A little over a month ago (I’m actually writing this in mid-March, but I’ve got quite a backlogue of devos so it’ll be late April before this publishes), one Sunday evening, I was visiting the Robinson & Center congregation in Conway, and I sat in a class taught by Joshua Joiner. He was introducing the Gospel of John, going over the themes of the book and how it differs from Matthew-Luke. It was a really good class, so of course, I heard things that got me thinking (as a good class ought).

Toward the end of the study, Joshua talked about Grace, and how we sometimes find it easier to give Grace to some than we do others. He mentioned that it’s sometimes harder to give Grace to those we are closest to, and for a minute there, I furrowed my brow and slightly shook my head, not agreeing with his idea. After all, how can it be hard to give Grace to those we’re close to? We know those people. We have familial affection for them. We’ve been through tough times with them. If anyone should be an easy recipient of our Grace, it should be them, right?

Then it hit me: Why would I need to give Grace in the first place? You give Grace to someone who has wronged you. So who might wrong me that I would have a hard time getting over? I can encounter a total stranger who does something that hurts me, and then, within an hour or two (at most), I’ve probably moved on with my life. I’ll never see that person again, very likely. There’s no reason to stew over someone cutting me off in traffic, or being rude to me at a fast food joint. Who cares?

But if a loved one hurts me… I’m going to see the face of that loved one on and off for the rest of my life, maybe. I’m going to sit beside them at functions. I’m going to be in a room with them while they’re talking to someone loud enough for me to hear. I’m going to be around them, and if I don’t get over the hurt, I’m going to stay hurt for a long time, and it will eat away at me.

The solution, therefore, should be obvious: Give Grace. The problem is, this isn’t just some stranger we’re talking about. This is my ___________ (friend, brother, sister, parent, mentor, etc). This is someone close to me. They hurt me, and that means it hurt worse than if some stranger had hurt me. Getting over that isn’t so easy.
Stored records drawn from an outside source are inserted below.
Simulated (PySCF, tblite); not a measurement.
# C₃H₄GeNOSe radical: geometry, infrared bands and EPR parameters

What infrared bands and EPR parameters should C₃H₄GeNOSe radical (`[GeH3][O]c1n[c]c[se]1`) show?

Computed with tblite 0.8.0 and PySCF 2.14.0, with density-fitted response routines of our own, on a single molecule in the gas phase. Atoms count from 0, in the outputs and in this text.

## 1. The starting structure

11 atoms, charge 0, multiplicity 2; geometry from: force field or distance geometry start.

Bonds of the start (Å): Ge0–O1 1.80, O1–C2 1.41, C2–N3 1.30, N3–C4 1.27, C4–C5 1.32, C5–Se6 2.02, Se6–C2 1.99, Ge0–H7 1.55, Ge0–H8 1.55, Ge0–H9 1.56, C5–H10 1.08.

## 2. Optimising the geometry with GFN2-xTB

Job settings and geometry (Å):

Giving Grace, therefore, isn’t always so easy.

Thus, it is with amazement that we reflect on the Grace of Jesus Christ. We need to give Grace to family members that hurt us, even though, because they are family, it might be harder than otherwise. Now consider Jesus, who not only gave Grace to us, but did so in order to MAKE us family. He knew what we were before we were His, and still He wanted us close by. When we were strangers who hurt Him, He loved us enough to save us and keep us close by, despite hurting him.

That’s amazing. That’s Grace. That’s what we need to give.